Skip to content

Monitors and Alerts

Six default monitors and SLOs (Service Level Objectives) are automatically generated by OaC, across all three environments (PROD, TEST, DEV). You can create Custom Monitors via OaC and Test Monitor Alerts using the Datadog UI.

Default monitors and SLOs

The following table describes the default monitors and alerts. All alerts are configurable in Datadog and prefixed with [OAC].

Name Type Trigger Description
P90 Latency Default Monitor >10% of requests slower than observability.p90_latency_seconds Latency is the time it takes to service a request. The default latency monitor is named with the template [OAC] Monitor_<Environment>_<Workload>_<ApplicationName>_Latencyp90_Above_<Target>. It is based on the request/event count metric.
Error Rate Default Monitor >1% of requests give errors The default error rate monitor is with the template Monitor_<Environment>_<Workload>_<ApplicationName>_errorPercentage_Above_1. It is based on the error traces detected by Datadog.
CPU Usage Default Monitor >80% of CPU in use The default CPU usage monitor is named with the template Monitor_<Environment>_<Workload>_<ApplicationName>_cpuPercentage_Above_80.
Memory Usage Default Monitor >80% of memory in use The default memory usage monitor is named with the template Monitor_<Environment>_<Workload>_<ApplicationName>_memoryPercentage_Above_80.
Latency SLO Default SLO Less than observability.p90_latency_seconds over 90% of the time over the last 7 days The monitor is named with the template SLO_<Environment>_<Workload>_<ApplicationName>_Latency_Below_<Target>s_90%_7D. It is based on the duration trace.
Availability SLO Default SLO >Availability Class successful requests/events over the last 7 days The monitor is named with the template SLO_<Environment>_<Workload>_<ApplicationName>_Availability_Above_<Target>%_7D.

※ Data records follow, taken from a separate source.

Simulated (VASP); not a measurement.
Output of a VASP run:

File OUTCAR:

Update default trigger values

To change the values for any of the default SLOs and Monitors, update the availability and p90_latency_seconds values in the observability section of the manifest file. For example:

observability:
title: Reliability Bob
team: Reliability
availability: important  #critical: 99.9%, essential: 99.5%, important: 99.0%
type: netty
p90_latency_seconds: 1
operation: trace.netty.request